Timbuktoo’s ambitions are large. The program aims to mobilize $1 billion, improve 100 million livelihoods, and help create 10 million decent jobs across Africa. UniPods are one of the ways UNDP plans to reach those numbers, especially in countries where startup ecosystems are still emerging.
Sierra Leone and The Gambia face familiar challenges: small markets, limited venture capital, and infrastructure gaps that make it harder for startups to compete regionally or globally. By strengthening digital access early, UNDP and Africell hope to give founders a better shot at building companies that last.
There is also a policy angle. Governments across Africa increasingly see startups as engines of job creation and economic diversification, especially as traditional sectors struggle to absorb young workers. Supporting innovation hubs inside universities helps align education with labor market needs, while keeping talent at home.
For Africell, the partnership deepens its role beyond connectivity provider. Telecom operators across the continent are under pressure to move up the value chain, supporting digital services, innovation, and entrepreneurship. Backing UniPods positions Africell as a long-term player in West Africa’s digital economy, not just a network operator.

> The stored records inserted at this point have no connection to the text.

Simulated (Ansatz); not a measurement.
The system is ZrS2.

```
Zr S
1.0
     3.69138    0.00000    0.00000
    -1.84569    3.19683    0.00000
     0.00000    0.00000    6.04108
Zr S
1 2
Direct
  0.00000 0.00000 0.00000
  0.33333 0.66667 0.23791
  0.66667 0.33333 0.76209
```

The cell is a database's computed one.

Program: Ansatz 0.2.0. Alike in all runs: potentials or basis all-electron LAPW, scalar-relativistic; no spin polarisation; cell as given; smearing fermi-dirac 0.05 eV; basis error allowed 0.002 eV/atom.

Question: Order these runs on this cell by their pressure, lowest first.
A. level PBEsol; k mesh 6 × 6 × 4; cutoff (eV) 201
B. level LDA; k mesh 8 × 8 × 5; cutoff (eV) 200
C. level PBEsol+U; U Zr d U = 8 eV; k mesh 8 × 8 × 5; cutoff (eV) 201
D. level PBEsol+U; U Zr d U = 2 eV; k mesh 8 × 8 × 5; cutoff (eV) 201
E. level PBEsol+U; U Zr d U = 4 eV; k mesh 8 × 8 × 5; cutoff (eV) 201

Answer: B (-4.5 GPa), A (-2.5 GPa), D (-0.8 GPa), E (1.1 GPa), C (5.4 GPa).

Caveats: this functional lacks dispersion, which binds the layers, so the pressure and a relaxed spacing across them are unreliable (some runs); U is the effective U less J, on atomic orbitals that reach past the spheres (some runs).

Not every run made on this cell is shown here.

For students and young founders, the impact is more immediate. Faster internet, better tools, and a stronger support system reduce the friction that often kills ideas before they mature. It also signals that global institutions and private companies are willing to invest in early-stage innovation, even in smaller markets.
As UniPods in Sierra Leone and The Gambia come online with improved connectivity, the real test will be outcomes: startups launched, products built, and jobs created. But for now, the partnership sends a clear message. Africa’s next generation of tech companies will not emerge by chance. They will be built deliberately where talent meets access and increasingly, that work is starting on campus.